Still is the case. But here they take that job very seriously.

I even saw a higher up personally helping once, I was in an open source tech conference, and a colonel was present to show the air force work using Ubuntu and Debian, while chatting with him he got a phone call about a radar issue, he immediately picked up a laptop and started to fire up some domestic made tech and started helping the operators directly.

If the timing wasn't seemly so random I would think they did it on purpose just to show off the cool tech.


I don't know how to reconcile the safety culture of 'telling the truth no matter what' and not blaming, with the chain-of-command, authority and obeying orders sir-yes-sir of the military. I probably have a very warped view of military leaders, but I know which customers ask for the 'safety override' button...


A safety override in the military is a safety feature in itself.

In battle, overriding a safety feature might be the difference between returning fire and saving the ship and crew, or losing all hands.


Yes, I see. What I mean is that in civilian systems I designed (or helped design) the focus is on redundancy, safety and personel safety. I've felt for a long time the 'for the military' design was quick to forgo redundancies and failsafes, for better 'performance' (my vocabulary is lacking there, sorry).
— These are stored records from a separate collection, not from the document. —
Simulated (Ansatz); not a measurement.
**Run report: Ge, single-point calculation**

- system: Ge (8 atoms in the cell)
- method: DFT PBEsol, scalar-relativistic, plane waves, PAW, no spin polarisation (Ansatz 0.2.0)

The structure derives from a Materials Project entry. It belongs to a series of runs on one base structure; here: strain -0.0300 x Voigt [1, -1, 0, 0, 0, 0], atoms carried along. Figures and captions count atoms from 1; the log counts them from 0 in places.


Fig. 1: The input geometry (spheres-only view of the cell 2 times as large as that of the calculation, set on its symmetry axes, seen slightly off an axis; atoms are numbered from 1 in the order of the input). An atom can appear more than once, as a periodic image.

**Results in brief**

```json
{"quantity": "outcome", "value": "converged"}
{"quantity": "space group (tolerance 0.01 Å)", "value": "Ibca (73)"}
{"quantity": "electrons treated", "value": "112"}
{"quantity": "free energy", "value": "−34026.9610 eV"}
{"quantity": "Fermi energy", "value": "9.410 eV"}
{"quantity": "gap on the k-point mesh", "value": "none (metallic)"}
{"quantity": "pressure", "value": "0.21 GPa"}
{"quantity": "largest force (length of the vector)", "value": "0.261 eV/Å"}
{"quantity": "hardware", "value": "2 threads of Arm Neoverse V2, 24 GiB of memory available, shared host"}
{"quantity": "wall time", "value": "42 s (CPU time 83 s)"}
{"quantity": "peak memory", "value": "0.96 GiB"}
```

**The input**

The mentality is changing a lot and I'm starting to see safety requirements in contracts and more and more frequent audits from customers on the topic (even though it wasn't in the spirit of things or the contract when system was designed, ugh...) and it's very, very hard to retrofit safety and personel safety in a product line, codebase, system design, and especially in the daily reflexes of systems or sw engineers. Everyone seems to overshoot ("safety says we must do X" - well no it's still an engineering compromise you still have choices and trade-offs - "but safety!" - yes, let's go back to the safety plan, what are the critical elements, what are the failure modes, what are the chances, what is the expected system response?...)

It's particularly tough for those teams that have to swallow the double firehose of safety and "cyber"-security :-D


My father was in air traffic control in Italy and it was a military thing until 1979 or so.


Still is, you must join the air force to work as an ATC.